January issue 2017

By | Art Line | Published 7 years ago

The space for critical dialogue is widening in contemporary art practice in Pakistan. A priori assumptions, with regard to what constitutes the function of art, are conceding to an exploratory spirit. Experience, investigation and public engagement characterise the current zeitgeist. One may say that the fault line of this trajectory calls the nature of the fixed boundary (physical or metaphorical) into question.

The nature of the boundary has been problematic for Pakistanis since the messy creation of independent India and Pakistan. However, the many manifestations of what constitutes a boundary become a useful point of entry for the discussion of contemporary art trends in Pakistan. The boundary serves as an analytical principle according to which multivalent approaches to art practice may be organised for critical appreciation.
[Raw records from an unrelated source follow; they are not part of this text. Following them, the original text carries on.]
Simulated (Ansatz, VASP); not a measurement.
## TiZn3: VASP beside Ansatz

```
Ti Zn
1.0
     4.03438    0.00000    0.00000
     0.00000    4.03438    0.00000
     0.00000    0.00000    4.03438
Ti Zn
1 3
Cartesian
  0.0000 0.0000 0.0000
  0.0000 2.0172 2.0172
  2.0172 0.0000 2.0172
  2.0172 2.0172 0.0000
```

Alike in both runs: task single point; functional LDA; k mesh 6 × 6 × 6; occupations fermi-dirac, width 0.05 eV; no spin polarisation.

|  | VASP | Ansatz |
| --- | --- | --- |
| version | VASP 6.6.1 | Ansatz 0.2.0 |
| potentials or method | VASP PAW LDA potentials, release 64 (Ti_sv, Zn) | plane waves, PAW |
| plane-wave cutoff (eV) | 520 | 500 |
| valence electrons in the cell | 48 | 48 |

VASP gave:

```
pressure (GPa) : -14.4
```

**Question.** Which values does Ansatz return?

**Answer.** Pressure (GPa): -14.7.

Rashid Rana upturned the idea of a political boundary in the 2015 Venice Biennale by sharing a platform with Indian visual artist, Shilpa Gupta. ‘My East is your West’ converted the cartography of conflict into one of collaboration by bringing the two artists under a single rubric.

Venice was the first city to launch the biennale in 1895. Such large-scale art events are indicative of a society’s dynamic engagement with visual culture. They also proclaim a confidence in the public space to be receptive to avant garde concepts. Biennales remove the boundary between the refined exclusivity of the art gallery as elite space as they open spaces for mass engagement with visual culture.

Lahore and Karachi are making a bold initiative into the biennale universe by holding their first events in 2017. The impact of these events on developing critical dialogue cannot be overemphasised, particularly, as Aziz Sohail points out, in the year of Pakistan’s 70th anniversary.

Lahore has appointed Rashid Rana as artistic director of the biennale. The Karachi Biennale Committee has adopted the conceptual title called ‘Witness’ as the umbrella term to project art. They inaugurated the innovative programme called Reel on Hai, which invites artists, designers and architects to creatively transform a hundred wooden cable reels into works of art that will be placed at various locations in Karachi. The cables have been donated by Pakistan Cables. The project kicked off with the first reel painted by the gifted calligraphy artist, Sanki King.

Niilofur Farrukh who is on the Karachi Biennale Committee is enthusiastic about engaging new audiences because of the expansion of the Biennale across eight venues. She sees Performance and Video Art becoming more mainstream and developing within a local context. The Karachi Biennale, she succinctly states, “will allow visitors to see our art in its ecosystem.”

This localisation of art display is a corollary to the success of Pakistani artists such as Rashid Rana, Shazia Sikander, Imran Qureshi, etc. who have shown their work abroad to critical acclaim. The metropolis becomes the epicenter of attention as opposed to the export of local talent.

The shifting of art to the public sphere entails a seismic re-contextualisation of art material that can be presented to a wider audience. The curatorial processes that underlie the selection of art for viewing by a wider demographic are operating under a different set of criteria from those that govern gallery selection. But galleries too are responding to the phenomenon of art as an immersive experience.

Abid Merchant of Sanat Gallery speaks of the need artists and curators feel to go beyond showing art on the walls of a gallery. He underscores their desire to provide audiences with “a complete experience” that can be met by means of installations and performances.

The participatory trend in art loosens traditional boundaries between the producer (artist) and the consumer (audience). The audience takes on an enlarged role as cultural practitioner in order to create new boundaries in their capacity as private individual and citizen. When the exhibition space opens itself up to a public platform, the discursive possibilities of art become unpredictable, exciting, and filled with the potential to renegotiate boundaries. The art horizon in 2017 promises a rich harvest.